Sunday, February 27, 2005

Faint Not

Galations 6:9 And let us not be weary in well doing, for in due season, we shall reap, if we faint not.

If you are new to homemaking and finding the task sometimes overwhelming, there are several Bible women who would inspire you. These women displayed extraordinary courage in the face of danger: Esther, Deborah, and Abigail. Ignoring the risk to themselves, they went ahead and did the right thing. "If I die, I die," declared Esther. These historical accounts have not been related to you for nothing. These women were courageous, faithful and obedienct to the will of God.

Our own duties at home--those of being organized, productive, and on time, seem minute, compared to the courageous examples of these women of the Bible. Their example makes our problems seem small. If they could summon the strength to do unpleasant jobs, then surely we can tackle the job at hand and get it done.

Church Shopping

Some visitors at church were heard to say they were "church shopping." I've heard this phrase often over the years. I'd like to hear someone say they were "truth shopping" instead.

Another remark I heard was from a member of the church who had been carefully taught the gospel and the purpose of attending worship services, for many years. The person is in their 40's, yet said they wouldn't be able to be there for worship this Sunday because of a ball game they had to attend.

The wife was looking behind him and rolling her eyes. I thought something very wise and spiritual might come from her mouth. I suspected she wanted her husband to attend church with her. Was I ever surprised to hear her say, "Some people just don't know any better than to host a ball game on Sunday!"

Neither one of them came to church because they felt they must attend the ballgame. I'm still reeling from the special twist of reasoning portrayed here. I think I've heard it all now! The excuse should have been "Some people don't know any better than to neglect worship on Sunday." Instead, they seemed to be blaming the ballgame people. That makes about as much sense as blaming the Fish and Wildlife for allowing fishing and hunting on Sundays.

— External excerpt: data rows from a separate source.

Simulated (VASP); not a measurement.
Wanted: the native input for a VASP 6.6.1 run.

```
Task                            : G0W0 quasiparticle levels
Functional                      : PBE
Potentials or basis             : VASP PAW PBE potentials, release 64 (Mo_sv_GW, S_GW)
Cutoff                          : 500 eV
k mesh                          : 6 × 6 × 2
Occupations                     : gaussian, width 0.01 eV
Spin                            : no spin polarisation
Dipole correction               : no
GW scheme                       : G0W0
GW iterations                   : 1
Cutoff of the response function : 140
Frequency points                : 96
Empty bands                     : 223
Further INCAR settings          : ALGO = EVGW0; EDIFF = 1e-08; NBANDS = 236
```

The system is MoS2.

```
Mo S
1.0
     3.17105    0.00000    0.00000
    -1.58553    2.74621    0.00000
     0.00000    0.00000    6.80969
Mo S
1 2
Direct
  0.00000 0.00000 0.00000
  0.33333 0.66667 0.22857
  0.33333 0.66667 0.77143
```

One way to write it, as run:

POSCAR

When Grandma was alive, she would say to people who were anticipating being gone fishing on Sunday, "What if you die while you are fishing on a Sunday?" Many of the people who wanted to neglect church, would be there, because of her warnings.

So now, we have a new generation, who, instead of resisting the temptation to do a dozen other things on the Lord's Day, will blame the organizations for holding the event on Sunday, then they will attend the event and say they had no choice.

If a person has obeyed the gospel, they have given their lives to Christ, and owe him their allegience. Yet, many will who will often neglect church, will never miss a ball game. They even get up extra early to attend, often standing in the cold weather in long lines to get into the stadium. Sometimes it rains on them during the game, but they can still sing and chant their ballgame songs, and wave their arms enthusiastically for their team. Some loyalists can quote you names of sports heroes and exact scores of years gone by. I often wonder if they think they are going to ballgame heaven when they die. They know more about the game, and are more faithful to attend, than they know about the scriptures or attend church.

Saturday, February 26, 2005

Improving Your Mood

I thought it might be interesting to tell of some mood-lifters that were used in former times, passed on from my great-grandmother's time.

Sometimes when girls felt low or depressed, their mothers would tell them to wash their hair. The movement of the arms and hands, combined with the massage of the scalp, and the smell of the shampoo, would often create a change in mood. After the hair was dry, styling it and putting a ribbon in it made things seem much brighter.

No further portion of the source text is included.